In a legal industry beset by the recession and pressures to become more efficient, a notable niche of growth has involved the final settlement of the BP oil spill.

“My firm is growing very, very quickly. We’re hiring a bunch of lawyers,” says Hank Didier Jr., founding partner of Winter Park-based Economic Recovery Group law firm.

Didier is fairly unique in that after practicing as an environmental lawyer, litigator and corporate lawyer, he is building a firm specifically to handle BP settlement claims. He started ERG last August and as of December had hired 10 lawyers. By the end of the first quarter, he expects to have 25 lawyers and another 25 support staff. “It’s very labor intensive,” he says.

In April, BP agreed to a $7.8-billion settlement to handle business and individual claims from the 2010 oil spill. The British company also agreed to a $4-billion settlement of federal criminal claims with the U.S. Department of Justice in November.

Fort Myers attorney Frank Aloia, whose firm focuses on commercial construction, real estate work and personal injury cases, is also overwhelmed by BP settlement clients. “I’m beyond swamped. I turn work away,” Aloia says of his broader practice at Aloia, Roland & Lubell. His firm is signing up about 10 new BP clients a week, has added three support staff and is considering hiring one or two more lawyers.

“There are not enough lawyers to handle all of the claims. There are a staggering number of businesses,” he says. More than 1 million claims have been filed since shortly after the spill, but many of those will need to be refiled under the final settlement, meaning more legal work.

As a longtime Fort Myers resident, Aloia also sees real value in the claims for his community. “This is a shot in the arm for the local economy.”

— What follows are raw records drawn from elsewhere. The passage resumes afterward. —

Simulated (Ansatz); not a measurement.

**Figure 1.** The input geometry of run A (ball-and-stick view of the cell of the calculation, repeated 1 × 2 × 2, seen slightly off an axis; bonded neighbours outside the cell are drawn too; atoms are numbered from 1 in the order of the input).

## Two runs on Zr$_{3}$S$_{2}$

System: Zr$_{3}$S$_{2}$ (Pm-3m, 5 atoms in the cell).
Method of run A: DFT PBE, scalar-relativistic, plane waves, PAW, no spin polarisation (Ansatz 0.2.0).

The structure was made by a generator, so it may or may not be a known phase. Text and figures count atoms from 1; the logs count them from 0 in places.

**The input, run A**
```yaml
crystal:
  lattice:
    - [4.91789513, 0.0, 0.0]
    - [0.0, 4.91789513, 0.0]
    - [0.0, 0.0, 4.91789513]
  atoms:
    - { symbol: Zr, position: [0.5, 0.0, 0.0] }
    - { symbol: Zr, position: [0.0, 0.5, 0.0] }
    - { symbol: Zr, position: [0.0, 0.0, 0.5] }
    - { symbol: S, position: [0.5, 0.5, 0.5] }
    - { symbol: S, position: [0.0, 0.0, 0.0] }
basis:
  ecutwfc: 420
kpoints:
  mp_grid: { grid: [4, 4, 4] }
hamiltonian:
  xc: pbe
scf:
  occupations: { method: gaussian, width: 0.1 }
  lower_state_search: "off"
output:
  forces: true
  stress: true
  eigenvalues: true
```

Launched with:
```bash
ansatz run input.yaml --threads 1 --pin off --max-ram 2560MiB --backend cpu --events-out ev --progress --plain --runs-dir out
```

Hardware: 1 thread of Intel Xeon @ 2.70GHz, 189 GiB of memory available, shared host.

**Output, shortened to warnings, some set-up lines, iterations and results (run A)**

After seeing how broad the BP settlement was, the first thing Aloia did was go through the firm’s small-business client list. “We had a cabinet full of existing clients who could benefit from the settlement,” he says. But they took some convincing.

“Small-business owners tend to be politically and financially conservative, particularly in southwest Florida,” he says. That creates a hurdle for Aloia convincing them that it is philosophically acceptable to take part in a class-action lawsuit.